Hello, lovelies. Allow me a second to just… wipe the tears— it hurts to have to admit this, before all you now; you’ve been such incredible followers / fellow RP partners, so supportive and lovely and sweet, that… to say these next few words simply— shatters my heart. But… I’m afraid I’m going to have to say goodbye to this RPG.
It’s been a long, incredible ride (a little over a year). I’ve met so many wonderful people, made amazing friends— made my very best friend, my Quinn and my CC mama bear, for ever, and… and found some small semblance of sanity within the Glee fandom amongst my fellow ducklings. It’s just… come to a point in my life where I’ve allowed RP to consume me. I’ve ignored a lot of my maturing responsibilities, and I’ve ignored many opportunities to go out and pursue my performance dreams. With the New Year fast approaching… it seems that— in order to better myself and achieve my goals, I’ve got to stop living through Artie.
I hope you can all understand— this is so very hard for me, and I’m going to miss this experience / these ships and this Quartie more than I can possibly say. My account will still be here; I won’t deactivate, won’t chance letting all the hard work and love my irreplaceable partner and I put into creating our characters’ stories go to waste. I may even pop in from time to time; but don’t hesitate to message or follow me (if you so choose) on my personal. Really, just— I’m so, so very sorry.

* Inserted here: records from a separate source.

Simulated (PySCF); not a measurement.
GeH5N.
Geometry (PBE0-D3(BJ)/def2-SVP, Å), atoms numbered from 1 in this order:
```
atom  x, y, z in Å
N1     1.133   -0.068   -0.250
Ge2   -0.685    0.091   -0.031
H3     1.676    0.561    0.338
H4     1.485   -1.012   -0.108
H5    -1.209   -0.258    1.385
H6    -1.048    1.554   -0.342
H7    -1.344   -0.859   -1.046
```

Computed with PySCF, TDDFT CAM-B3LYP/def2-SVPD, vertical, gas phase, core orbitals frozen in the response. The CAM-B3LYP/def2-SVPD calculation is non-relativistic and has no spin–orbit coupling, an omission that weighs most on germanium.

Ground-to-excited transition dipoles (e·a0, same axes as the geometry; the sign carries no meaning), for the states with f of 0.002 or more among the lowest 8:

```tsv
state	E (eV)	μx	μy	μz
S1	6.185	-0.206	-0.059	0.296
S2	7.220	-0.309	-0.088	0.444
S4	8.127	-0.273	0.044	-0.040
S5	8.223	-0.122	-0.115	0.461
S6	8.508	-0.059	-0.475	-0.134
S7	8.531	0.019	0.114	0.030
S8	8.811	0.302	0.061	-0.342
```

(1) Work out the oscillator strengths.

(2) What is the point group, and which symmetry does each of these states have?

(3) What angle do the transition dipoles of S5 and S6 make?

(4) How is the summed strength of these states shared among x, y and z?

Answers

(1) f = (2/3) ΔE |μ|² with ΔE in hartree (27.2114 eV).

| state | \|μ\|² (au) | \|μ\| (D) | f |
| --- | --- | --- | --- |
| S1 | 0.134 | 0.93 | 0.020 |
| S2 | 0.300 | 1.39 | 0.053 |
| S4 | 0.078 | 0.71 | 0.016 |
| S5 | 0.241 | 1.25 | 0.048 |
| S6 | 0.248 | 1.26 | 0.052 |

Thank you all for being my friends. My family. Thank you for shaping this year into one of the best of my life. I love you… I really, truly do. And I love this RP… best of luck to all of you; don’t ever forget how much of an imprint you’ve made on my heart.
- Angie <333
To add to Angie’s message:
Hey guys, as you all know, the last 15 months, myself and my lovely Artie (my Angie Bee), have been playing out Quartie’s journey on this RP. As heartbreaking as it is for me to say, I guess their journey is… not closed, per-say— we all know they get married happily ever after with three beautiful children (via the future account for this one), but… our portrayal of them has come to an end. As much as I would love to stay and play out every aspect of their lives, I guess there’s only so much time in real life, to do that… I just hope you all know how much I’ve loved my followers and your support; it has meant the world to me, and I don’t think I would be able to do it without all of you, my fellow members of the group, and my best friend, Angie… this experience brought me a new best friend and as badly as I don’t want to let this go, I have to… because she is irreplaceable.
Just as my partner, I will be leaving this account up, and if you ever want to chat, I will try and check from time to time. Until then, I would love to chat if you want to follow my personal. Thank you all so much for everything… and quack quack, ducklings. Keep on living the Quartie dream.
I’m sorry for any typos but… I can barely read my computer screen because of all of the tears.